Mail Transfer Agents

Mail Transfer

Mail Transfer Agent (MTA) is a software application that routes electronic mail messages from the sender’s computer to the recipient’s, using an Internet message handling system (MHS). MTA adopts client-server architecture. The best examples of MTAs are Microsoft Exchange, UNIX Send mail, Webmail etc. A detailed explanation on Mail Transfer Agents along with its functions is mentioned below.

Some of the major functions of Mail Transfer Agents (MTA) are:

  • Messages generated by the user agents are transferred or forwarded to their destinations.
  • Each and every activity is tracked and analysed. Recipient list is stored to perform future routing functions.
  • Receives all messages which are transferred from other mail agents for further transmission.
  • If a message fails to reach its intended destination, then auto-responses are sent about non-delivery of the same.

Computing terms like MX, Mail Exchanger, Mail Server etc. are all used to refer to the system that is dealing with the MTA functions. MTA does not work alone for mail transfer. A Mail Transfer Agent usually receives messages from either a Mail User agent (MUA), Mail Submission Agent (MSA) or an MTA itself. Simple Mail Transfer Protocol (SMTP) defines the transmission protocols. The process of choosing a target MTA for the next hop is also described in SMTP, but can usually be overridden by configuring the MTA software with specific routes. Port 25 is the default port which is used for communication between MTAs, or from an MSA to an MTA.

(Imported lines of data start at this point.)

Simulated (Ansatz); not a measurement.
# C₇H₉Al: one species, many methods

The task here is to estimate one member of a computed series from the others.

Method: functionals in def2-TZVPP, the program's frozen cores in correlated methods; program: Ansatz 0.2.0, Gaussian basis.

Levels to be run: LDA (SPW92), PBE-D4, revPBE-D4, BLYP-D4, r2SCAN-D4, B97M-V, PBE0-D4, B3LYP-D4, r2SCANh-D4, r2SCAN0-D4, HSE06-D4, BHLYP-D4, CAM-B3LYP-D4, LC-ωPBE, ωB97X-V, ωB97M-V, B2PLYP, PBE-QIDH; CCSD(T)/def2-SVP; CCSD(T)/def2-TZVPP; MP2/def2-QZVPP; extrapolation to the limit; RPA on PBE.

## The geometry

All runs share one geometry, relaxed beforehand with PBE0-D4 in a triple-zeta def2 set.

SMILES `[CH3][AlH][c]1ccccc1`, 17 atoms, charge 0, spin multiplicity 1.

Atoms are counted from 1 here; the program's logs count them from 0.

Some of the most common Mail Transfer Agents for Unix-like operating systems are:

Exim

Exim is a Mail Transfer Agent (MTA) developed at the University of Cambridge. It is written in C and is used on Unix-like operating systems. As it is highly configurable, it has features that are lacking in other MTAs. Exim is designed to deliver emails immediately, without queuing. Its major disadvantage lies in the fact that its queue processing performance is poor compared to other MTAs, especially when the queue is large.

Postfix

Postfix is a free and open-source mail transfer agent. One single Postfix instance can deliver up to 300 messages / second. Unlike Exim that makes only one connection at a time, Postfix can submit specified number of mails in batches at a time. In short, Postfix implements a high-performance parallelized mail-delivery engine.

Sendmail

Sendmail supports many types of mail-transfer and delivery, like SMTP. Early versions of Sendmail suffered from security vulnerabilities that have been corrected over the years. It also supports mfilters, which are external mail filtering programs. Sendmail is highly configurable and allows control over almost every aspect of sending an email.

Qmail

Qmail is also a Mail Transfer Agent (MTA) written in C and runs on Unix. It was the first security-aware mail transport agent to be published and was mainly used for handling bulk mailing tasks. Qmail is also easy to configure and deploy compared to other mail transfer agents.

According to recent estimates, spam mails make 80%-90% of all the emails. Although, there are spam filters such as SpamAssassins, they fail to recognise majority of spam mails. By using blacklists, and running tests on the sender and recipient domains, we can block spamming at the MTA level itself.